News: Lifetime mortgage advice still lacking

Despite improvements over the past year, firms still need to do more to improve the quality of their advice on lifetime mortgages, according to the Financial Services Authority.

The second review of this market, designed to check progress since a similar exercise at the start of 2005, comprised 75 mystery shops and visits to 23 firms. It found that performance varied significantly between firms.

The improvements made by the large product providers reviewed, which advise on lifetime mortgages directly or through their appointed representatives, mean they now generally have in place the overall systems and controls to enable their sales forces to give an acceptable quality of advice to their customers.

However, the review found greater variation of standards among intermediaries. In some cases standards were unacceptable, particularly in firms where lifetime mortgages are not a significant part of their business. These firms tend to write occasional business in this area without developing the necessary systems and controls, knowledge and skills to give customers the quality of advice FSA standards require.

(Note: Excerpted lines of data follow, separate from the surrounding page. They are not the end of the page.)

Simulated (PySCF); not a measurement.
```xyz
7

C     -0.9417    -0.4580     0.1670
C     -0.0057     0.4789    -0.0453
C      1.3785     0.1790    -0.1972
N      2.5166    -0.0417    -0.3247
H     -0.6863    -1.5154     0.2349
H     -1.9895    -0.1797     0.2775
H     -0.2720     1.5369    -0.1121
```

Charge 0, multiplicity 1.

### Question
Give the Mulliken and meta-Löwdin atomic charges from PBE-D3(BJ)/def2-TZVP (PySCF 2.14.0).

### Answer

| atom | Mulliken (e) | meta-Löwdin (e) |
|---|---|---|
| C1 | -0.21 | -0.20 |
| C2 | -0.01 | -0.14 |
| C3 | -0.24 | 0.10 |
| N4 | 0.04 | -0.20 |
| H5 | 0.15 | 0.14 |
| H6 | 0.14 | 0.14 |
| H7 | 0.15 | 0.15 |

The Council of Mortgage lenders believe these smaller intermediary firms who "dabble" in lifetime mortgages on an occasional basis could improve by using tools that are available to assist compliance.

In contrast, said the FSA, those intermediary firms which have committed to the lifetime mortgage market by putting in place effective systems and controls and effective training and competence arrangements were found to be meeting, and in some areas exceeding, regulatory requirements.

Overall, the review found the following areas where further progress needs to be made:

  • In a third of the occasions sampled where clients could have been eligible for means-tested benefits or grants, advisers did not pay sufficient attention to this issue.
  • Advisers in all firms consistently failed to explore in depth the impact of taking out a lifetime mortgage on their clients' future options.
  • In around a third of cases, advisers still failed to issue the Initial Disclosure Document.
  • Some advisers recommended to their clients the creation of arbitrary, sometimes excessive, "rainy day" funds, often with no clear record of the rationale for doing so.

Clive Briault, managing director of Retail Markets at the FSA, said: "Welcome progress has been made by the industry over the past year. However, we remain concerned over the variable quality of advice provided in this market. The customers for lifetime mortgages are typically older and potentially vulnerable, so firms need to take particular care to ensure that suitable advice is given as a key element of treating customers fairly."

"There is no place in this market for firms that do not develop the necessary skills and do not implement appropriate systems to ensure that they give suitable advice. We expect firms to commit to delivering quality advice or to refer the business to firms that have done so."

The review found examples of good practice among large product providers and the better performing intermediaries. These included specialist lifetime mortgage training programmes for advisers; the checking of cases before final recommendation; the use of informative, client-specific suitability letters; and firms addressing the means-tested benefits issue by using specialist software to assess their clients' eligibility.

The review also found relatively few cases of borrowing to invest in high risk products, which had been an area of concern a year ago, with many firms having introduced effective controls in this area.

The FSA will continue to work with the trade bodies, who are actively engaged in improving standards in the market, to communicate the good practice being found and the common problems firms should avoid.

The regulator is intervening directly in respect of those firms whose standards were considered unacceptable and, more generally, will look to be satisfied that firms engaging in the lifetime mortgage market have made the necessary commitment to it. This may lead to formal enforcement action in some cases. Further work will be done next year to reassess the standards of advice in the equity release market.